After the transaction, Talisman expects to maintain a strong balance sheet.
- After the completion of the acquisition, the Company expects that its debt to cash flow ratio will be in the 1.0 range by the end of 2006.
Talisman's debt to debt plus equity ratio is expected to be approximately 0.4 by the end of 2006.
Talisman knows the North Sea
- Talisman acquired a small non-operated position in 1994 and has grown its North Sea production from less than 20,000 boe/d to approximately 145,000 boe/d (1st six months 2005).
- Talisman acquired the operatorship of the Gyda field in Norway in 2003 and operatorship of Varg in 2005. The Company has built a strategic position in Norway with expected production of approximately 35,000 boe/d in the 4th quarter of 2005 and interests in 32 blocks, covering more than one million net acres.
- Approximately 77% of Paladin's current production is in the North Sea (37% Norway, 33% UK, 7% Denmark).
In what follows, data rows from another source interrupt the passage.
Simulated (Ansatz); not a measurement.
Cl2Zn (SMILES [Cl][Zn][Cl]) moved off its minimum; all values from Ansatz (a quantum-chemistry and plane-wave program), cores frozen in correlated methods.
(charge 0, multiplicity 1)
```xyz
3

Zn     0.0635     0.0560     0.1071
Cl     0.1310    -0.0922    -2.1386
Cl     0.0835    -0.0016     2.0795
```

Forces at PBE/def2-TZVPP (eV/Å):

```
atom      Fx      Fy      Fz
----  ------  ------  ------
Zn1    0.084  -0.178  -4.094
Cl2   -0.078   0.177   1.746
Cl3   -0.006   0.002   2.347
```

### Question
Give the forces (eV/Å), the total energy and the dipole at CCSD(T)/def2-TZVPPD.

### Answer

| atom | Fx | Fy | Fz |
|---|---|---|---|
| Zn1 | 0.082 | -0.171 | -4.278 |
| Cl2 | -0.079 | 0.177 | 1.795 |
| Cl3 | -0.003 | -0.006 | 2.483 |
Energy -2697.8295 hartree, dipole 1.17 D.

The UK and Norway provide attractive investment opportunities.
- Under the current fiscal regimes, exploration and development opportunities in Norway and the UK provide attractive economic returns.
In valuing the acquisition, Talisman has taken into account that Paladin has hedged approximately 7,800 bbl/d in 2006 and 6,600 bbl/d in 2007. Talisman may layer in additional hedges with a view to ensuring that the acquired properties pay for the anticipated capital programs at significantly reduced commodity prices.
Description of Paladin's Assets
In the UK, Paladin operates and has a 58.97% working interest in the MonArb Area, which is Paladin's largest core area and includes the Montrose oil field, three satellite oil fields, a satellite development and a number of exploration prospects. Paladin also has an extensive exploration portfolio in the UK, the vast majority of which is located in the Central North Sea, with a large number of prospects and leads. Paladin also has interests in certain fields where Talisman already has an interest.
In Norway, Paladin has an operated interest in the non-producing Egersund Basin area to complement Talisman's existing interest and non-operated interests in the producing Brage and Veslefrikk fields. In Denmark, Paladin has a non-operated interest in the producing Siri field.
In addition, Paladin has producing assets in Australia, Indonesia and Tunisia (all non-operated). Paladin also has exploration interests in Romania and Gabon.
Talisman believes this transaction provides good value for its shareholders.
C$ Millions Purchase price 2,521 Estimated working capital and debt (1) 172 Estimated forward commodity contracts (1) 150 ------------- Total value 2,843 Less: Estimated value of exploration acreage (2) (500) ------------- Value attributable to proved and probable reserves 2,343 Talisman's estimate of proved and probable reserves - oil and liquids (mmbbl) 156 - natural gas (bcf) 220 ------------- - mmboe 193 Daily production (first half 2005) 46,000 boe/d Underlying lifting cost (first half 2005) US$11.02/boe (1) Talisman's estimates for Paladin's working capital and debt and the mark to market liability associated with Paladin's forward commodity contracts as of the anticipated time of the acquisition. (2) Talisman's estimated value of Paladin's exploration acreage.
The offer will be made in accordance with practices and procedures in the UK and will not be made in, or into, Canada, the United States, Australia or Japan, unless otherwise determined by Talisman Resources. The offer document will be sent to Paladin shareholders as soon as practical. The offer will be conditional upon (i) valid acceptances being received in respect of at least 90% (or such lower percentage, not being lower than 50% of the issued shares, as Talisman Resources may decide) of the outstanding shares to which the offer relates, (ii) receipt of all necessary governmental and regulatory approvals, and (iii) other customary conditions. If the offer becomes or is declared unconditional in all respects and sufficient acceptances are received, Talisman Resources intends to apply the applicable provisions of the UK Companies Act to acquire compulsorily any remaining shares.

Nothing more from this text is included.